It is a truth universally acknowledged that not everyone enjoys cozying up with a gold-embossed edition of Pride and Prejudice on a Friday night and wading through some of Jane Austen’s denser prose. This weekend, audiences can get all the witty banter with none of the eye strain as Victoria’s Paper Street Theatre Co. performs Yes and Yesteryear: An Improvised Jane Austen.
“It’s an identity story, right? Someone coming to terms with themselves and being comfortable with themselves,” says Paper Street Theatre Co. founder Dave Morris of the broad appeal of Austen’s narratives.

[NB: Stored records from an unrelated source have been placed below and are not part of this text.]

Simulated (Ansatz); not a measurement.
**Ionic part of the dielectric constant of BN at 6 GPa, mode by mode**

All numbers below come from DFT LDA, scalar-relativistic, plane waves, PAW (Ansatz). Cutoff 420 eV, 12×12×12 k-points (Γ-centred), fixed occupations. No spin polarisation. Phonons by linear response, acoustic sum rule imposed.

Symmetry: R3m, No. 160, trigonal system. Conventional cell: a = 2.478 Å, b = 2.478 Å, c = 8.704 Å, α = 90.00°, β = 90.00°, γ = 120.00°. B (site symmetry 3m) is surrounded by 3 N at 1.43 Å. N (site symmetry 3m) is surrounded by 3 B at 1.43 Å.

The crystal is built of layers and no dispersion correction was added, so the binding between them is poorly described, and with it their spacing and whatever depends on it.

First-year UVic theatre student Monica Ogden, one of eight cast members, says she found Austen difficult to read. Were it not for Morris assigning the first three chapters of Pride and Prejudice as preparatory reading, she would have never likely picked up Austen’s books. But once she started watching the numerous film adaptations, she fell in love with the characters.
“I want to believe the romance more than anything,” says Ogden of her aspirations for the improv, adding that she hopes there will be at least one Mr. Darcy-style embrace during the show’s two-night run. She describes this as a brooding man grasping the object of his affection by the shoulders, pulling her close, and then pushing her away.
Morris says he’s hoping for a dance scene. But because the actors are making up the show as they go, what will transpire is as much a mystery to him and Ogden as it is to audience members.
The one guarantee is that the audience will name the show by picking a letter and then two words that begin with that letter (so if “T” is picked, the show may well end up being “Triumph and Tyranny”).
“It’s only that one moment, just for the audience that’s there that night. That’s the beauty of improv,” he says.
Improvised it may be, but Morris says the cast has still gone through two months of rehearsals and background research. They looked at three Austen works — Pride and Prejudice, Sense and Sensibility and Emma — and had a big movie night that included modern adaptations including Clueless and Bridget Jones’s Diary. From there, they tried telling one-word stories and fairytales in the style of Jane Austen. They found the spider in Miss Muffet can be quite a gent: “I beg your pardon — excuse my intrusion,” impersonates Morris.
“We always start with language, and then work with physical body of the work,” says Morris, adding that the hardest part is comprehending the etiquette — who can speak to who, and when. The cast has spent a lot of time working on Austen-style acerbic jibes — “the subtle insults that the people don’t notice they’re receiving.”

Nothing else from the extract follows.